The work of maintaining a kernel tree

As mentioned in the previous discussion on bisection, Fedora maintains a series of patches on top of the kernel.org kernel (Kernel jargon: if you here something referred to as “vanilla kernel” it’s referring to a kernel from kernel.org without any additional patches). The patch count for rawhide as of this post was ~50. In a previous job, the trees I worked on had ~20,000 patches and over 1 million lines of code difference from vanilla. I was significantly less hands on with the maintenance of that 1 million line tree but I still observed how it did and didn’t scale. These certainly represent some of the extremes of trees but ultimately the tasks need to be done to maintain those tree even if how they happen can vary.
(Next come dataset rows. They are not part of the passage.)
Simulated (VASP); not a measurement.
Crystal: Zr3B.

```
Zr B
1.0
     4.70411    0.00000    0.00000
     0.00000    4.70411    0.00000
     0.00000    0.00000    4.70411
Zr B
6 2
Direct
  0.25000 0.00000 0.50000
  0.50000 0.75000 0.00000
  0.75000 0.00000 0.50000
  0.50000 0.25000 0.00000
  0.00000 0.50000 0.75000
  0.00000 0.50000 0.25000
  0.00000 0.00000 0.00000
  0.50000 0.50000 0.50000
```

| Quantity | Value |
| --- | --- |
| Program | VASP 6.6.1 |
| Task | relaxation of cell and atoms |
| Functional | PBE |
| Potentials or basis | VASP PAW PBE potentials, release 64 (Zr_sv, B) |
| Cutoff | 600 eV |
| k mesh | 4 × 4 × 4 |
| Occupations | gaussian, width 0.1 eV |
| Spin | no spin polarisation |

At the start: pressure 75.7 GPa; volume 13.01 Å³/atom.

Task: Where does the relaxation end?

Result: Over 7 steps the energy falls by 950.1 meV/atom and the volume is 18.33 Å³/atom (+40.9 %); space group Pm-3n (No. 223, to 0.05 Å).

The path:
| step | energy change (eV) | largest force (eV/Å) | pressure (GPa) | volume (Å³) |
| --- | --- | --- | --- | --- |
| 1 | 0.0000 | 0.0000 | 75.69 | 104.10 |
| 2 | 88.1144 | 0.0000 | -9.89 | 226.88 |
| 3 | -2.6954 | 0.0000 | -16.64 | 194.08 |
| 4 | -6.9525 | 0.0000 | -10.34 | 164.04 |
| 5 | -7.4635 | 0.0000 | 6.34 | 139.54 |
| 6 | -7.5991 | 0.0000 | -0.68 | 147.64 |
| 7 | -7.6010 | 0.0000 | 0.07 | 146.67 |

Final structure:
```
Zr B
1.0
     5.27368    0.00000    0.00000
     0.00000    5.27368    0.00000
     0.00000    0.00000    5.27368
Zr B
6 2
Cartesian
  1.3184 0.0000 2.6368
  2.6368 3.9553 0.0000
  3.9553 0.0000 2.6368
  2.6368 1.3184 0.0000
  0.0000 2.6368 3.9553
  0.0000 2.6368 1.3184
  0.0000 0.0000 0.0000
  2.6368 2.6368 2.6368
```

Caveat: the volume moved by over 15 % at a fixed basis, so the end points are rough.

Adding a patch that was written for a tree specifically is one of the easier tasks. For Fedora, one of the maintainers copies the patch into the pkg-git directory, updates the spec file, and pushes the git branch. This works for Fedora because we have a relatively low rate of patches coming in directly. As the number of contributors to a tree grows, having individual maintainers do this work becomes harder and harder. Maintainers now have to do this work multiple times and make sure the individual patches that are being merged don’t conflict with each other. One solution can be to switch to a continuous integration system coupled with a review system like gerrit. Of course, then you need people to do the work of maintaining that CI system. (Running a CI system can be a thankless job. Thank you to all who do this work. Have you thanked your DevOps today?)

Inevitably, it will be necessary to bring in a patch or feature that wasn’t written against your branch. Backport time! Sometimes the feature will apply cleanly to the branch without any conflicts. Commonly though, patches will not and then the maintainer needs to figure out what to do. Conflict resolution requires thought about the code. The thoughts that are going through my head when I’m trying to do a backport include:

- Which part of the code has the conflict?
- What's actually changed to introduce the conflict?
- Is this a feature addition or a bug fix?
- Am I dropping parts of the code? If so, what am I dropping?
- Is this changing code flow? structures? #defines?
- Can I take both parts? Just one? Which one?
- Will this change affect any other parts of the code base?
- What is the patch I'm trying to apply actually doing?

That last point is the most important. Individuals who are working on backports need to have some degree of familiarity with the the code base. Without that familiarity, it’s difficult to ensure that the applied patch is still doing the same thing. Even with familiarity it’s still easy to get wrong (I once did a backport improperly and introduced a page accounting bug that went unnoticed for months). The bigger the difference between the patch base and tree, the more work is required to bring it in. Backports are necessary but are not cheap or risk free.

Eventually the time may come to bring a branch to a new kernel version. The ultimate goal is to have a tree on the kernel you want with the features you want with the git history you want. This leaves a lot of options open as to how you produce a tree which meets those requirements. If you’re lucky, some of the patches in the tree will already be present in the new kernel which means they no longer need to be maintained. Inevitably, some of the patches are not yet upstream which means that conflicts for each patch/file must be worked through via the backport logic. Once all conflicts are resolved, new features in the kernel need to be evaluated. A Fedora major rebase can take about a day or two depending on conflicts and the type. Rawhide typically takes an hour or two during the merge window, less during -rc times. A tree with lots of out of tree patches and drivers can take weeks to get compiling and then more weeks to test and verify.

What’s the conclusion here? Maintaining kernel trees and branches takes developer effort and time. This work can easily fill a full time job. Getting code into the mainline reduces some of the maintenance burden for upgrading to a new kernel version. For some trees though there may always be patches which need to be carried. Ultimately, branch work is a trade off of changing the code base for features/fixes vs. not changing and spending that development time elsewhere. For companies that have their own trees, throw in some buzzwords when having this discussion (“business need”, “value add”, “deliverables”, “customer ask”, “resources”). The two sides are constantly at odds and it only gets worse the older the branch gets. Human problems are the hardest to solve in technology.